Low Power Design of the X-GOLD® SDR 20 Baseband Processor

Wolfgang Raab, Jörg Berthold, Ulrich Hachmann, Dominik Langen, Michael Schreiner
Infineon Technologies AG, Germany

Holger Eisenreich, Jens-Uwe Schluessler, Georg Ellguth
TU Dresden, Germany

I. INTRODUCTION

The X-GOLD® SDR 2x family of programmable baseband processors is designed for hosting multiple standards of mobile communication, connectivity, and reception of broadcast services. Processors from the X-GOLD® SDR 2x family obtain the necessary flexibility from a set of programmable SIMD (single-instruction, multiple-data) processor cores, which exchange data through shared on-chip memories. The processors are supported by few dedicated configurable hardware accelerators for those DSP tasks which require no or little flexibility, by an ARM® core for the execution of the upper layers of the protocol stack and by standard IO-components.

II. ARCHITECTURAL MEASURES FOR LOW POWER OPTIMIZATION

The SIMD cores and accelerators access the shared memory through an on-chip system bus. Profiling of software revealed that a SIMD core typically communicates with only a few other SIMD cores. Hence, we arranged the SIMD cores in several groups, called SIMD clusters. Likewise we grouped the accelerators in an accelerator cluster. The shared memory for the inter-core data exchange is distributed over the various clusters.

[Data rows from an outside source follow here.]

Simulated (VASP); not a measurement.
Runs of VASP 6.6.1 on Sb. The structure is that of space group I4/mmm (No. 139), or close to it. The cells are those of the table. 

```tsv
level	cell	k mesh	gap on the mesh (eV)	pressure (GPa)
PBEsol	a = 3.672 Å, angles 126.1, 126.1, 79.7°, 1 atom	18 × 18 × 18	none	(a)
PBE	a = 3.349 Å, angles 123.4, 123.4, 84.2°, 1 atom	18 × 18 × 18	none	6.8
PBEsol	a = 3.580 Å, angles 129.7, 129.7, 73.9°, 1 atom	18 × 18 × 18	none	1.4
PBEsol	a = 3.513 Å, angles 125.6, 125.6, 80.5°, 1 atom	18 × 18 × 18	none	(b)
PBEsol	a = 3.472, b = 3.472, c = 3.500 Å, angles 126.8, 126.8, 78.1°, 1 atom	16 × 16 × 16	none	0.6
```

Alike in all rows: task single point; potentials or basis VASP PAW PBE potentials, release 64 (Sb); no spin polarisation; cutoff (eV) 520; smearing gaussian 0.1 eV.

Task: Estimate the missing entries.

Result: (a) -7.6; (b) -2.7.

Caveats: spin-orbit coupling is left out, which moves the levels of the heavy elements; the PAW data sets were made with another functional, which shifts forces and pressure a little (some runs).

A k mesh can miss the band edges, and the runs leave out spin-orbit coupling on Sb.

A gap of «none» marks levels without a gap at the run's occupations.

The resulting two-level hierarchical system bus - multi-layer local buses between cores and shared memory blocks inside the clusters, and the global interconnect between the clusters - eases the scaling of the architecture. Intra-cluster memory accesses not only exhibit shorter latencies but also consume less power than inter-cluster data transfers. With proper allocation of data objects to the clusters, processing performance is higher and power consumption lower compared to using a non-hierarchical bus.

While the data level parallelism typical for most baseband algorithms is exploited within a SIMD core to reduce area and power consumption, the multiplicity of SIMD cores exploits parallelism on task level. To ensure optimum throughput and power efficiency also on this level additional hardware for synchronization has been implemented.

Traditional multi-processor systems usually achieve synchronization between tasks or threads by means of atomic read-modify-write or comparable operations on the shared memory. This not only reduces the processor throughput by locking the bus, but also the power consumption is increased when software does busy-waits on synchronization variables within the shared memory.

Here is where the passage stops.